Updated

Five foreign criminals released from prison in recent years without being considered for deportation have since been arrested and convicted of drug-related or violent crimes, Britain's top law enforcement official said Friday.

The government's failure to properly consider deportation for 1,023 prisoners before freeing them over the past seven years has created a public uproar and political headache for Prime Minister Tony Blair since Home Secretary Charles Clarke revealed it earlier this week.

The home secretary said a search of police records found that five of the prisoners had been convicted of offenses involving drugs or violence since their release.

His office said it would not reveal precise details of the new offenses.

A rape allegation was made against one prisoner but there was insufficient evidence to prosecute, Clarke said. A separate allegation of rape against another is currently being investigated, he said.

Clarke said the search had revealed no other cases in which an offender was convicted of a serious crime, although some of the released foreign criminals are being investigated on minor charges.

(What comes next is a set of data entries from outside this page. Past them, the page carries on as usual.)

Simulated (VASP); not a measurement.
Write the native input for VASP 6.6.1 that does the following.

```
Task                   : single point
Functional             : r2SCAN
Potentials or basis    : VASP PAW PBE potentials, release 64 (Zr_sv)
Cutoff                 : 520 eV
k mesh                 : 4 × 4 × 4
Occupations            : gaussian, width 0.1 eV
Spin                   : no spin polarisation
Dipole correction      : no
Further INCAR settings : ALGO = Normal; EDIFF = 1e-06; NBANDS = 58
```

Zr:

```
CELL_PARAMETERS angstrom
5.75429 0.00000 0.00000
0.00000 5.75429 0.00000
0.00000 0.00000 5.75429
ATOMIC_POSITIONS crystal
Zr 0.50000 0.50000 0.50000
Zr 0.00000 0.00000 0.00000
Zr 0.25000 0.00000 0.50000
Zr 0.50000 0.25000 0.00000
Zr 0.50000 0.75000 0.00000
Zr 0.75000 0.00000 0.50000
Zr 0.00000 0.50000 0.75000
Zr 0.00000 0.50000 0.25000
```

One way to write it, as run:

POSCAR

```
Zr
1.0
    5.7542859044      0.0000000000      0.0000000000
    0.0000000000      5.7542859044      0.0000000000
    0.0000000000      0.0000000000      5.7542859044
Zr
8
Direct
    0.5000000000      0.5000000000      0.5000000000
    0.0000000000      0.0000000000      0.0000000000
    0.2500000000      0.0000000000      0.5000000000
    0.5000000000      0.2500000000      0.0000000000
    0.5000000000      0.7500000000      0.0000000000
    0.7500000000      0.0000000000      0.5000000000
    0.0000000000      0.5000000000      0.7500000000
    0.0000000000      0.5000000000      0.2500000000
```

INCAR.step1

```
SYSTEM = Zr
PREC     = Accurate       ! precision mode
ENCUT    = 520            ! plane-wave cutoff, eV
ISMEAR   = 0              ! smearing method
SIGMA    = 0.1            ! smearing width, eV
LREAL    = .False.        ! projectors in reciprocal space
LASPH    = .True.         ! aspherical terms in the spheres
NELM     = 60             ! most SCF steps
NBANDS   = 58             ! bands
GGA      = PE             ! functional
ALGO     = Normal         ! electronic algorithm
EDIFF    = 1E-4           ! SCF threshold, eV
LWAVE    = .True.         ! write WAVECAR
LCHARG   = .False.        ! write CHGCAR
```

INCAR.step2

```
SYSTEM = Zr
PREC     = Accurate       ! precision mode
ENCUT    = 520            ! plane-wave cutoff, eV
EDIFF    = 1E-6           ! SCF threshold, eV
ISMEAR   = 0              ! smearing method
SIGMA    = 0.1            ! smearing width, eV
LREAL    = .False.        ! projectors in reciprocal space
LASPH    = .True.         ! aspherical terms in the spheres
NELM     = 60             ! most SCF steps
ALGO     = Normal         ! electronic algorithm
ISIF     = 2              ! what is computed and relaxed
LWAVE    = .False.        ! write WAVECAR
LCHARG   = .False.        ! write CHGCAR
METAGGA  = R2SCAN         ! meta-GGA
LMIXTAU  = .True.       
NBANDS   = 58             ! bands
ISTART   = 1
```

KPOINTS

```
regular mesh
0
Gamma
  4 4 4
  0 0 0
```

Some had speculated that news of serious new crimes by the convicts could mean the end of Clarke's political career but the prime minister's official spokesman said Friday that Blair maintained "full confidence" in Clarke. The home secretary said he would report again next week on efforts to track all the freed prisoners, an indication he did not intend to quit, as opponents have demanded.

The controversy is part of a string of political embarrassments that could weaken Blair before local elections next week.

A poll showed 63 percent of Britons thought Clarke should be fired. The Populus polling firm questioned 1,004 people on Wednesday and Thursday for the survey, which had a margin of error of 3 percentage points.

The home secretary has apologized repeatedly for his department's failings, and did so again Friday.

"I very much regret the shortcomings which I've reported," he said. "The home office is in the process of dramatic change to enable us to meet the challenges of the modern world effectively."

Opposition Conservative party lawmaker David Davis called on Clarke to resign and said the minister's "position is untenable."

"He should take responsibility for what has been a massive failure," Davis said.

Clarke disclosed Tuesday that the 1,023 foreign criminals who should have been considered for deportation had instead completed their sentences in British prisons and gone free between February 1999 and March 2006.

He initially said "very few" such prisoners had been released without being considered for deportation after the problem came to his attention last year, but later confirmed that the number was 288, more than a fourth of the total.

Clarke said Friday that officials had examined the cases of 72 of the 79 freed criminals convicted of the most serious offenses and were moving to deport 63. He did not say what he meant by the most serious offenses, or why the government was only trying to deport 63.

Six of the 63 prisoners have been detained, and officials expect more arrests over the weekend, he said.